As the reader may have observed or even experienced, in some cases, proving that a crime is part of a criminal street gang’s activities can be tough.
Following Assembly Bill 333’s passage in 2021, to do so, requires showing there is a criminal street gang involved, which the new law defines as “an ongoing, organized association or group of three or more persons . . . whose members collectively engage in, or have engaged in, a pattern of criminal gang activity.” Penal Code § 186.22(f). Such prior offenses are often called predicate offenses.
A “pattern of criminal gang activity” is established by showing the commission of two or more enumerated offenses that “were committed on separate occasions or by two or more [gang] members.” § 186.22(e)(1). The statute does not specify whether such two or more prior offenses can be committed by just one gang member acting alone for the collective benefit of the gang.
The recently reported ruling in People v. Kejuan Darcell Clark, from the California Supreme Court, following a ruling in the Fourth Appellate District in Riverside County, answers this question in the affirmative.
Mr. Clark was charged with several offenses arising from a July 2015 incident in which he and others entered a woman’s home without permission. The Riverside County District Attorney’s office alleged that Mr. Clark proceeded to the woman’s bedroom, where he raped her, then stole her laptop computer and phone.
At the time, Mr. Clark was a member of the Northside Parkland street gang, a subset of the Sex Cash Money street gang. In addition to charging the substantive offenses, the prosecution alleged various gang enhancements under Penal Code § 186.22(b).
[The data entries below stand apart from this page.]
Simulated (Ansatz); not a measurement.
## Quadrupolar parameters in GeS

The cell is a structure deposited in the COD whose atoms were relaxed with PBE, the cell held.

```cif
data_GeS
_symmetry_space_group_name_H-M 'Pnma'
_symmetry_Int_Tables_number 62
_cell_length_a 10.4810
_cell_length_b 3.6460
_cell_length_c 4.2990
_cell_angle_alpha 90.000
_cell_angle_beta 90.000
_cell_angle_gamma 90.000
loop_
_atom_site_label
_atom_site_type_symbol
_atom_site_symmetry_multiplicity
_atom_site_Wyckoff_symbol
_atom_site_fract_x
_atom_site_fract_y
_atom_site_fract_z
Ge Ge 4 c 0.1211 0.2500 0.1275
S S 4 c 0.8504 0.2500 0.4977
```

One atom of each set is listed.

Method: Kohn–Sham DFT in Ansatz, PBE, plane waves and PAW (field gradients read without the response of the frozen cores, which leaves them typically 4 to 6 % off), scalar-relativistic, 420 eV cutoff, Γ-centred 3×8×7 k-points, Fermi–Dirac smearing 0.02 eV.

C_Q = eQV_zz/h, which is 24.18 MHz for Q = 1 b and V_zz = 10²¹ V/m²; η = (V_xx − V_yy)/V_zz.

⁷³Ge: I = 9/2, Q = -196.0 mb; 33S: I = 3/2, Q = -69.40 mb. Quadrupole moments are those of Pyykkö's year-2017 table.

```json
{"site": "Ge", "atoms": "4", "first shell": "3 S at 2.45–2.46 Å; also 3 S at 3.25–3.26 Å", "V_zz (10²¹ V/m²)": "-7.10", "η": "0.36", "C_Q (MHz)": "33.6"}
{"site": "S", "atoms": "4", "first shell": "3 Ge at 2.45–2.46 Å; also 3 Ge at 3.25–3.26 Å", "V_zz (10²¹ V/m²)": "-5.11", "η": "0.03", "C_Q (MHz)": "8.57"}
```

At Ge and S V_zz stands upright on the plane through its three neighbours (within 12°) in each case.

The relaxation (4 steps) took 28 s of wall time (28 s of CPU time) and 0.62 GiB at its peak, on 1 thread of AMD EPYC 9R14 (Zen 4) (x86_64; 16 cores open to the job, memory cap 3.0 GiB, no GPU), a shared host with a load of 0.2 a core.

To establish the gang enhancements, the prosecution introduced the testimony of a gang expert, who testified that the primary activities of the gang included robbery and burglary. The expert described Sex Cash Money as a loosely controlled organization. The gang did not have a leader or any formal structure. Instead, there were “big homies” in the gang who were older and looked up to by other members. The expert was not aware of any obligation of the Sex Cash Money members to give proceeds from a robbery or burglary to the gang, unlike some gangs that had specific requirements to “pay upstairs” after such crimes. Much of the testimony of the expert was devoted to establishing that the individuals with Mr. Clark on the night of the charged offense were also gang members and that the charged burglary would benefit the gang.
To establish the requisite pattern of criminal activity by the gang, the prosecution introduced certified convictions showing that another gang member, Damon Ridgeway, had pleaded guilty to robbery in 2014 and to residential burglary in 2009, and that Mr. Clark had pleaded guilty to attempted burglary in 2014. The expert testified that these offenses, and the convictions or pleas of Mr. Clark’s codefendants in the charged burglary, showed a pattern of criminal activity by Sex Cash Money.
The testimony did not address whether the predicate offenses, as distinct from the charged burglary, benefited the gang or how they were otherwise collectively related to the gang.
The jury then convicted Mr. Clark of rape, forced oral copulation, false imprisonment, first degree burglary and robbery in concert inside an inhabited dwelling. The jury found the gang enhancements true as to the burglary, robbery and false imprisonment counts. The judge then sentenced Mr. Clark to 20 years, plus an indeterminate term of 90 years to life, including a ten-year term for the gang enhancement.
Mr. Clark appealed his convictions and while his appeal was pending, AB 333’s amendments to 186.22 took effect. Mr. Clark argued, and the People did not dispute, that the amendments applied retroactively to cases on direct review such as his.
Invoking the collective engagement provision of the new law, Mr. Clark argued that the evidence of predicate offenses at trial was insufficient to support the gang enhancements because the evidence showed only the commission of offenses by gang members. Clark argued that the statute required two or more gang members, acting in concert, to commit each of the two required predicate offenses.
The Fourth Appellate District rejected this argument as not required to show a pattern of criminal gang activity under 186.22(e)(1). The court of appeal stated that the statute required either that the prosecution show (1) two different gang members separately committed crimes on two different occasions; or (2) two different gang members committed a crime together on a single occasion. Here there was evidence that two different gang members (Mr. Clark and Mr. Ridgeway) separately committed crimes on two different occasions.
Mr. Clark then appealed to the California Supreme Court, which held that Mr. Clark was right. It held that Assembly Bill 333’s amendment required the prosecution show a nexus between the two predicate offenses to a gang as an organized, collective enterprise. This reading of 333 better fit with the legislative purpose of narrowing threats posed by organized group activity to those committed by actual organized gangs.
The conviction on the gang enhancement was therefore reversed and remanded to the superior court for the prosecution to decide whether to offer additional evidence to satisfy the newly enacted requirements of § 186.22.